Profile: Artemis’ Foster treads the tightrope between risky and safe income

Foster Artemis

Artemis fixed income manager James Foster’s career has been closely correlated to the rise of the retail bond fund sector, despite him initially “aspiring to the world of equities” as a graduate.

Foster began his career at Sun Alliance (subsequently Royal Sun Alliance) as a trainee bond analyst. Joking that he “probably didn’t know what a bond was at that stage,” Foster says he realised he enjoyed fixed income and went on to launch one of the first retail corporate bond funds when Ken Clarke, then Chancellor of the Exchequer, gave the go ahead for PEPs to invest in corporate bonds in 1995.

Having immersed himself in the fixed income world Foster soon saw his assets under management soar. Sun Alliance merged with Royal Insurance and the corporate bond book was split off and left in Foster’s hands.

With interest rates falling 1 percentage point between 1995 and 1996 to 5.75 per cent, investors were searching for income and government bonds were sold in favour of corporate bonds, meaning Foster found himself managing £6bn in the space of a couple of years.

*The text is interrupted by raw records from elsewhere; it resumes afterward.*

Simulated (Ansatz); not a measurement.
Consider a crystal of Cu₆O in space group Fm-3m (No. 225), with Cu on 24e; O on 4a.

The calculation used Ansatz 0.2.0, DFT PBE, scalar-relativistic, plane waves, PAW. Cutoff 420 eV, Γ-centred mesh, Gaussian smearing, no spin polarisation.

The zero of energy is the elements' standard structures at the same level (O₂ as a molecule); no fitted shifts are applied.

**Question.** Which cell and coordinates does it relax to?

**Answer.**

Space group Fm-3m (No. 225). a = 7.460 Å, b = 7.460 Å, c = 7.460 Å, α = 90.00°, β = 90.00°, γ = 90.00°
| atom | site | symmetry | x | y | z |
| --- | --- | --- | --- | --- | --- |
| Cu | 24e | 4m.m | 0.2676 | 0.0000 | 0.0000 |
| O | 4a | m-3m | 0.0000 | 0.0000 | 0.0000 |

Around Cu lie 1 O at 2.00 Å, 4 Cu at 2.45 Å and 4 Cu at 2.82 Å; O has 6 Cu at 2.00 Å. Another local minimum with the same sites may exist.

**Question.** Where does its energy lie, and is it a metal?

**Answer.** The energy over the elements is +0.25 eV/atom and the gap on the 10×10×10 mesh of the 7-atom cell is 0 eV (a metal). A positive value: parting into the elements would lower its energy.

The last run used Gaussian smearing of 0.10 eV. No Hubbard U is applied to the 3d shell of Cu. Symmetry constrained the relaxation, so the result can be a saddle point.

“I was everyone’s best friend,” Foster laughs. “The training [in that environment] was as good as I was going to get anywhere. I started to learn that these things tend not to go bust, so I was buying bonds when everyone was scared of them. A strong franchise can generally pay the bonds. It was a nascent market and the high-yield market didn’t really exist.”

Royal Sun Alliance was then merged with Friends Ivory and Sime to form ISIS Asset Management in 2002, with the latter subsequently merging with F&C Asset Management in 2004. It was at this time that Foster decided to part ways with the firm.

“I didn’t want to do another merger, it was too much like hard work,” Foster says. “It was amicable, I had spent 15 years there. It was the natural time to move on.”

With an element of consonance, Foster wrote to Artemis co-founder Mark Tyndall to suggest launching a bond franchise at the same time Tyndall had written to Foster suggesting the same. At the time Artemis only had the High Income fund, run by Adrian Frost.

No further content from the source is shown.